Big and small companies across the world are cutting their HR budgets by 10% in most cases. Why is this a big deal?
The HR budget funds the one department responsible for taking care of employees, their needs as well as their concerns. Cutting the HR budget causes employee morale to suffer along with productivity. But how can you nip this in the bud, and what can be done about it?
The first step is to recognize the problem. Forecasting sales numbers and analyzing future growth is important, but it is equally important to keep in touch with your employees and where they see your company going. With the hassle of everyday business, it can be difficult to keep things in order. However, your employees are the key to true success. Remember, they handle your customers and your customers are the only ones keeping you in business.
On the other side of the coin is your budget. Manpower planning and forecasting are two important methods for reducing your HR budget without reducing its functionality. Another excellent way to keep costs low, without sacrificing employee morale, is by automating your department.
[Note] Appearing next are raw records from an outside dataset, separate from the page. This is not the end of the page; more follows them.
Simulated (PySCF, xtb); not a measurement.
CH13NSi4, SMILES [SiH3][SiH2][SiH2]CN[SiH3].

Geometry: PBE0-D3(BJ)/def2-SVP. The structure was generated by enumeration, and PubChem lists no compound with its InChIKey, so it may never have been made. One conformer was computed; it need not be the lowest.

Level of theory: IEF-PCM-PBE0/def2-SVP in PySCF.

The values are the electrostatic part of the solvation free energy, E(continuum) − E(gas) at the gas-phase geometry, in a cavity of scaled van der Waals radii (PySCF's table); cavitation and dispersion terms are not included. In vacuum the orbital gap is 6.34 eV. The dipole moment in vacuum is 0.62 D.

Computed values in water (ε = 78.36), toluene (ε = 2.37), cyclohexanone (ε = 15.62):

For example, Bill Johnson is the CEO of a national financial services company, and recently confessed that his industry’s tightly regulated HR budget limits the department tremendously. However, by investing in HR process automation for Employee Absence and Payroll his company has grown from 300 employees across 25 locations, to 800 employees across 60 locations without any increase in budget. Manpower planning played a role in his company’s growth, but automating where possible enabled it to expand by leaps and bounds.
Technology has the potential to revolutionize your budget and keep your employees satisfied with their job, so why not utilize it? By investing in software for your HR department you will keep you budget balanced and your employees productive.